I’m not a great defender of most teachers because I’m not a great defender of the public school system. But I have to admit that, if this description is at all accurate, then Common Core seems like it would completely discourage all teachers and make their job performance even worse.
Some of the biggest critics of new lesson plans aligned with the national Common Core standards are the people charged with teaching them.
A growing number of teachers say the national standards, adopted by some 45 states, have combined with pressure to “teach to the test” to take all individuality out of their craft. Some teachers told FoxNews.com the new education approach is turning their lessons into little more than data-dispensing sessions, and they fear their jobs are being marginalized.
“Now teachers aren’t as unique,” said Michael Warren, a public school history teacher in New Jersey. “It means anyone can do it. It’s like taking something done by humans and having it done by a machine.”
Backers of the Common Core Standards Initiative, which was created at the behest of the nation’s governors and has since been enthusiastically backed by the Obama administration, say it is critical to ensuring all of the nation’s middle and high school students meet a baseline in math and English. But while Common Core is not itself a curriculum, but a set of standardized tests, private curriculum producers are marketing their materials as “Common Core-aligned.” Critics of Common Core say establishment of a national standard is simply a backdoor way of nationalizing curriculum.
It sounds almost as if teachers are supposed to pretend to be programmed robots. If teaching is this easy, why have teachers at all? Why not simply use pre-recorded videos?
Interestingly, Common Core uses intellectual property law to bind teachers to the text so they are not permitted to tailor it to individual classroom use. We are told by one witness that, “the standards have been copyrighted and cannot be changed, and this is resulting in a loss of local and state control.”

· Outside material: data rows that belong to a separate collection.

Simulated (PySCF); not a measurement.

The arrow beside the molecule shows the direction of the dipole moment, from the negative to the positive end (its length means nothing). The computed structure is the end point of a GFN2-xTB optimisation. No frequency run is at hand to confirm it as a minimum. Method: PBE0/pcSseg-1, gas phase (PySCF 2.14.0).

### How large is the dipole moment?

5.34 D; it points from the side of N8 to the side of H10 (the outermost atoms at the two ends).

I suppose if Common Core was a proven method for making smarter kids that it might be worth degrading the role of the teacher. But, in fact, there has been no study to prove the effectiveness of the method! This whole thing boils down to a big experiment on the children of the majority of states in the union.
I would be skeptical of a system that commanded teachers to parrot lessons “word for word,” even if they claimed to have proof it worked. But, with these lessons lacking any studies to back them up, it is hard to understand why people are pushing Common Core.